#ExperienceTaj – Golden Dragon

Disclaimer – This is not a review of Golden Dragon. When you visit a 110-year-old hotel’s 40-year-old restaurant. it’s not just food that you eat; there are stories, memories and anecdotes that create an experience worth remembering.

Last week I was invited for lunch at Golden Dragon, The Taj Mahal Palace’s Chinese restaurant. The idea was to introduce food bloggers/writers to restaurant’s dining experience with a menu including signature dishes and regular favourites. A small group of three food writers; Romi Purkayastha of Follow The Eaten Path, Roxanne Bamboat of The Tiny Taster and me joined by Nikhila Palat – Taj Mahal Palace’s Public Relation Manager and Parveen Chander – the Deputy General Manager at The Taj Mahal Palace, was hosted at this 40-year-old restaurant. 

Opened in 1973, Golden Dragon was the first restaurant to bring authentic Chinese cuisine to Mumbai. At the time when Chinese food meant Indo-Chinese or Kolkata-Chinese for us, Golden Dragon introduced Mumbaikars to Szechuan and Cantonese cuisines. A fleet of five chefs was flown in from China to get the right cooking techniques and authentic flavours. They carried their own pots and ladles and no one except those five chefs was allowed to touch them, until an Indian chef convinced them that he was worthy of cooking their food.

With stories like these, our meal started with a cup of traditional Chinese tea which was served from a pot with an unusually long spout. This peculiar pot was used to serve tea in the times of war. It allowed the server to pour tea from a distance stopping him from overhearing the private (read top-secret) conversation. Tea was followed by a dimsum platter which had a mix of signature as well as new dishes. I loved the Flaky radish dimsum – grated radish wrapped in a flaky, deep fried shell, which has been on the menu since the time Golden Dragon opened. The other favourite was the crunchy Lotus root and celery dimsum. These were lapped up with sweet chilli sauce, the best I’ve had in Mumbai so far. Golden Dragon has one of the best dimsum selection in the city and has a special dimsum lunch menu on Sundays. 
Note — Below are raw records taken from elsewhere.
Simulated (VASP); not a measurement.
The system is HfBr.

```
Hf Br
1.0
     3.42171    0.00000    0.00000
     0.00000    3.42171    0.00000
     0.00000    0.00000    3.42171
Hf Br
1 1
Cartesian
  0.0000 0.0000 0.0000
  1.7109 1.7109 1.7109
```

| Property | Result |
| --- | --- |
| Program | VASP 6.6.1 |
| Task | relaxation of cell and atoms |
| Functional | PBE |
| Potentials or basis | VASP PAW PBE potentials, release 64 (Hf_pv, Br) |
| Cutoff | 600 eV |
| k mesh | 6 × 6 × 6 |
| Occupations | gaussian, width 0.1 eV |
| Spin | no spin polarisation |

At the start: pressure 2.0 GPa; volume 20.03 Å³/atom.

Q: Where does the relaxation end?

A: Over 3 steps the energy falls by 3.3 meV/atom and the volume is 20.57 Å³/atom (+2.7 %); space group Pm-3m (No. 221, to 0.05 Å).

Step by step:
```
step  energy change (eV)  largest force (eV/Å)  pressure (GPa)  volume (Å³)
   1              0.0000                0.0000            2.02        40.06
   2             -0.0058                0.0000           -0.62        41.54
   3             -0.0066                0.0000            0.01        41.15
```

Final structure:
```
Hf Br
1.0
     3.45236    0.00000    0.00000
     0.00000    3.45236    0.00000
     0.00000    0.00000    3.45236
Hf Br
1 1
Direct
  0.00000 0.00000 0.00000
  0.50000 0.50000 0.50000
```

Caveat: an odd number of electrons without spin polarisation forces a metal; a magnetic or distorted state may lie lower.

Despite being a non-vegetarian I preferred the vegetarian dimsum, but the Crispy prawn taro with it’s crispy, mesh like coating is a must try too. The appetizers’ platter was a mix of dishes made popular by Golden Dragon. The Golden fried prawns – prawns coated with a thin batter and deep fried, is something you’ll find on every Chinese restaurant’s menu. 

Contrary to the popular belief, that authentic Chinese food is bland, the food from Sczechuan region is extremely spicy, thanks to the famous fiery chillies. The Song of the dragon chicken – batter fried chicken is served in a pot of hot chillies. One has to dig through the pile of chillies to reach the chicken. 

The Standing pomfret (named so because it’s presented in a way that it looks like it is standing) – steamed pomfret in a sweet and sour sauce was more appealing visually. The sauce somehow overpowered the fish. From the main course I loved the Konjee crispy lamb – spicy stir fried lamb, another favourite at every Chinese restaurant. The Fried rice was light, mildly flavoured with fresh and crunchy vegetables and so was the Hakka noodle.

What I loved about their dessert is that they were not your run-of-the-mill honey noodles with ice-cream etc. The Toffee banana – banana coated with sticky toffee, was a bit of a struggle to eat but the Candied ginger and bitter chocolate dimsum was absolutely beautiful. Served in an orange reduction, it had fresh litchis as garnish.


The perfect ending to this absolutely soulful meal was meeting Chef Hemant Oberoi, the Executive Chef (and a legend) at Taj Mahal Palace.

It’s delightful to see that a city where restaurants open and shut every few months, places like Golden Dragon have held their ground and are serving great food despite the tough competition from stand-alone restaurants.